Posted by CW64 on November 3, 2010

If editing is the responsibility of the writer, does that mean each writer needs to invest money into paying a professional editor? While it is a good practice to develop, you can certainly avoid the expense if you have a friend who can objectively review your manuscript. Having a second pair of eyes review your writing is always a good idea. Remember, you are too close to the writing and will have a tendency to read what you meant to type rather than what you actually typed. Another way to avoid hiring an editor is to put the piece down for a month or so and then reread it with fresh eyes. Certainly this will not work when you have a specific deadline, but if you are working on a book or short story, it will definitely work and is a good idea. In fact putting your story down for a while will also help you see any flaws in your storyline

A friend and colleague of mine, Brenda Coxe, has recently been writing a series of articles on the importance of the editor and editing in the processes of writing and submitting a manuscript for publication. The conclusion to this would seem like a no-brainer, but, believe it or not, the subject has taken on a debate. Some people actually believe that neither hiring an editor nor performing one’s own edits during the writing and submission processes is important.
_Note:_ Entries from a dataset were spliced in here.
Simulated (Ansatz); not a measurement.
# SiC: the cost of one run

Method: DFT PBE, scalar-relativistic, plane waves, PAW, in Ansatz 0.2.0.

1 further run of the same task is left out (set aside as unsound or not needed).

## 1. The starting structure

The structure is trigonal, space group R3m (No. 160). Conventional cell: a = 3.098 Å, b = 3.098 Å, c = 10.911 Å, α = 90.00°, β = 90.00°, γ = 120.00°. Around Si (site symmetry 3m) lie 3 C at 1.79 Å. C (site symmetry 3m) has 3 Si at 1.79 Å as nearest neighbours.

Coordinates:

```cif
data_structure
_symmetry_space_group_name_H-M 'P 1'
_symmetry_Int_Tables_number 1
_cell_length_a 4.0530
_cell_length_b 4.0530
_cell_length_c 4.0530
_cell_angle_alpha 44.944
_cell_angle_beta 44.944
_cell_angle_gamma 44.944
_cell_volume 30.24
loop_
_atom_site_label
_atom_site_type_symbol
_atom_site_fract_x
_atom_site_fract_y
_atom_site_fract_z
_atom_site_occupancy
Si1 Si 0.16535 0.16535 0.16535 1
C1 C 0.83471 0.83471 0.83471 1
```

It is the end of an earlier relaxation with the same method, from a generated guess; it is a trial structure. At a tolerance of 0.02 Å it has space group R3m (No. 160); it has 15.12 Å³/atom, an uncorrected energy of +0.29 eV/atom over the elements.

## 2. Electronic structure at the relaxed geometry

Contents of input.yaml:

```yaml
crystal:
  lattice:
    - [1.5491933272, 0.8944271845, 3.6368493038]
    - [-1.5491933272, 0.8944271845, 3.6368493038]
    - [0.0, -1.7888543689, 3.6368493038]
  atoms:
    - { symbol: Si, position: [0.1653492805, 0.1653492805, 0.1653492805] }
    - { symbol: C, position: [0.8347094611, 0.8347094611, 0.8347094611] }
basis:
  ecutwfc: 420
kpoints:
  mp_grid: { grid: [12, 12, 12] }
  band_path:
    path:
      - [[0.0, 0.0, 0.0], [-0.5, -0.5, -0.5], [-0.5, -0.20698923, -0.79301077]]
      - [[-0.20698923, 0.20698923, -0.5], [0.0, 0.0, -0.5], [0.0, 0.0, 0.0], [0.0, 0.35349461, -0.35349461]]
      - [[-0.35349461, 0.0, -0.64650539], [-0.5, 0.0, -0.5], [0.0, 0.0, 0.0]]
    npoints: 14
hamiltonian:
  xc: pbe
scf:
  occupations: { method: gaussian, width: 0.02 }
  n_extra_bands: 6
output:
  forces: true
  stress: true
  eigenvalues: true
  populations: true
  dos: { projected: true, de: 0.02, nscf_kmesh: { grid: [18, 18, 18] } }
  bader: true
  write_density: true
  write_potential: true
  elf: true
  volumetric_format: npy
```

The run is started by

Please read here and here.

The one point she made that really struck home for me, however, is the above paragraph: specifically the question as to the importance of setting one’s work aside before revisions and editing begin. Now, I am not going to restate her points (except where and how they relate to mine), but I will elaborate on them with insight derived from my own experiences writing.

First, the question that comes to mind is whether or not a writer should suspend some space between writing and the ensuing revisions and edits. This all depends on the writer and, equally as important, the piece being developed (not every piece is or should be done exactly the same way, although certain general steps are advisable to follow at all times). For me, the answer is a resounding yes, and I am pretty certain that most if not all writers put their work aside before they administer the necessary revisions and edits, as nine hundred and ninety-nine out of every one thousand manuscripts will need them.

Brenda was right when she said that writers are too close to their work. This is natural for every writer due to the time, interest and hard work invested into the writing. Writers know the content better than anyone else (or at least are more in tune with the ideas expressed and how those ideas are developed), so they trust what they write. Is this a good thing? Well, yes, to some extent, because self-confidence is important. However, after time, said writer loses a sense of objectivity necessary to assess the piece in order to review it honestly and with assurance. Objectivity is a good thing as well, and necessary if one is planning on submitting a manuscript for publication. Writers’ perspectives are essential, but so are the readers’, otherwise publishing a work would have no purpose.

Another question that comes to mind is: How much time should a writer wait before returning to the work? That depends as well. I was advised by my graduate professor once that the time span should be approximately or at least six months, Sensible, as writers need some distance from their work. This is especially true if the writer has had problems leading to migraines.

Diverting one’s attention away from a particular piece of writing will not only provide distance, but also allow new insights to emerge through other projects and activities. When I was writing on the draft to Hallowed Halls, I found myself conflicted by the ongoing direction regarding the protagonist’s mission in relation to the spirits who were calling to him. Which way should I go from here, and to which extent and why? What significance(s) would any particular solution have regarding character development and/or plot? In any case, I had a basic outline, but I found myself getting lost in the details and I became aggravated. I knew I had to get away from the story and the text, so I put it away for about a year and focused on other stories. One was Urban Legend, another ghost story about skepticism versus open-mindedness. When I constructed that plot-line, which was easier due to the story’s simpler structure, I gained a great sense of clarity that allowed me to progress with Hallowed Halls. I even changed some of what I had already written. The story flowed naturally and realistically, and all of the details bore significance to the characters and/or the plot.

Other forms of writing, such as articles, would sometimes only require a few days before revisions or editing takes place. These are relatively short, but they quite often need rewrites or even re-conceptualization. Magazine features and diminutive items of research fall into this category. My recent post on Lambertville High School, with its background and how it has served as a literary influence for both Hallowed Halls and Urban Legend, was one such article. That article was really involved and included various sources for which several links had to be provided and integrated into the text. Which angle should I have taken? Which information was relevant and to what extent? Which sources or links are most important and should thence be used? These questions and others were asked. The draft was redone several times, and I reviewed and edited it more than once—and each time I had to put it off for two or three days to gain a fresh perspective. Within a two-week period, I finished it and even appended a series of additional resource links for readers to explore. This post serves as the basis for an extended piece on the subject which will contain more information and elaboration on various points regarding the history and paranormal aspects of the site and how it has influenced my work.

Upon their submission, after they have been properly and thoroughly revised and edited, manuscripts have a better chance of being accepted for publication. Editors will be able to review them much more swiftly and easily, and with very few, if any, complications involved, which is ultimately what they prefer.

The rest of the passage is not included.